Giter Site home page Giter Site logo

Extract and set metadata? about go-fitz HOT 11 CLOSED

gen2brain avatar gen2brain commented on July 17, 2024
Extract and set metadata?

from go-fitz.

Comments (11)

gen2brain avatar gen2brain commented on July 17, 2024

Hello,

ToC() and Metadata() are added in c281116 .
No plans to add functions for editing.

from go-fitz.

gennaios avatar gennaios commented on July 17, 2024

Thank you very much. I will test it out soon. If I need editing, I'll try looking at your code and maybe adding it.

from go-fitz.

gen2brain avatar gen2brain commented on July 17, 2024

No problem. PRs welcome.

from go-fitz.

gennaios avatar gennaios commented on July 17, 2024

Tested the TOC. Works great. Looking at the code for PyMuPDF, 1 is added to all pages where the page isn't equal to -1. Seems correct. Looks like MuPDF returns page numbers with an index of 0, meaning 0 is physical page 1.
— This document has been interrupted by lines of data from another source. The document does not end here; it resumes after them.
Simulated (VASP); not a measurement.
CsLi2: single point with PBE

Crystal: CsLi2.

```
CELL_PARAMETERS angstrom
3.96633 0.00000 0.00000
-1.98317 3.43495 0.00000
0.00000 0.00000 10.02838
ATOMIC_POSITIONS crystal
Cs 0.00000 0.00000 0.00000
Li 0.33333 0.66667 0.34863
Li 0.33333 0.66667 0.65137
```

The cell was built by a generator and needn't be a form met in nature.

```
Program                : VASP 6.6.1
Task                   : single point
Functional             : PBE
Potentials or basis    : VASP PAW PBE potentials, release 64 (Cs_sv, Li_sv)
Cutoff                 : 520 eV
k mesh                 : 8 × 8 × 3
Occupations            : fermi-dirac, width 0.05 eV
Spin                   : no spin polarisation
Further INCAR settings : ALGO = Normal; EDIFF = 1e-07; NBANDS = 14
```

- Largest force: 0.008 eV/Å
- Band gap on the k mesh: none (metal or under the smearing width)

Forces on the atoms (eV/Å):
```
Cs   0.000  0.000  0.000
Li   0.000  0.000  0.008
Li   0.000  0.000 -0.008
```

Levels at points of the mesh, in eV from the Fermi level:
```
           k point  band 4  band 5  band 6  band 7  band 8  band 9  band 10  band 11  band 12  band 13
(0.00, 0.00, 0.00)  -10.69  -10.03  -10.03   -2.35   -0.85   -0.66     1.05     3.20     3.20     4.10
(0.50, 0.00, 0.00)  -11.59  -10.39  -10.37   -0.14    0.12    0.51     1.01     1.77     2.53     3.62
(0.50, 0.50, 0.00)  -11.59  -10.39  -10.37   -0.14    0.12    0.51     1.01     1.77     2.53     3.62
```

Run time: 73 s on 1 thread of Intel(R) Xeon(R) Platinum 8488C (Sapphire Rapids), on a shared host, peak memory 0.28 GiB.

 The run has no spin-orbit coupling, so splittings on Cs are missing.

For pages with a value of -1, it seems PDFs store additional bookmark info. I have at least one problematic PDF for which most apps have problems reading the TOC. Jpfbookmarks, open source Java, reads them correctly by processing some additional info but even Acrobat doesn't so perhaps its not worth trying to process them since other PDF readers such as macOS Preview also do not properly link them. Unsure about that.

from go-fitz.

gennaios avatar gennaios commented on July 17, 2024

FYI, I'm not too familiar with Golang though some note that ReadAll might not be the best way to read in files. Curious about performance with large PDFs like in the hundreds of MBs. I'm also not familiar with the PDF spec. The question is if I am processing a lot of PDFs to read only metadata such as creating an external catalog, is the PDF file structure as such where within the PDF there's some info stored where one could then seek directly to some part of the file and read such data without reading in the whole file. Unsure if that is possible or if MuPDF itself supports such if it is. Will look into it later.

from go-fitz.

gen2brain avatar gen2brain commented on July 17, 2024

ReadAll is used in case you use NewFromMemory or NewFromReader, the default with New is to open the document from the file path, and if you use New and just read ToC it knows what to do and will read just that. At least that is how I imagine it works, don't know all internals but just what I noticed so far from MuPDF API.

from go-fitz.

gennaios avatar gennaios commented on July 17, 2024

Thank you for the explanation. Indeed I was using New(). I just started using Go and this module thus am not too familiar with the API.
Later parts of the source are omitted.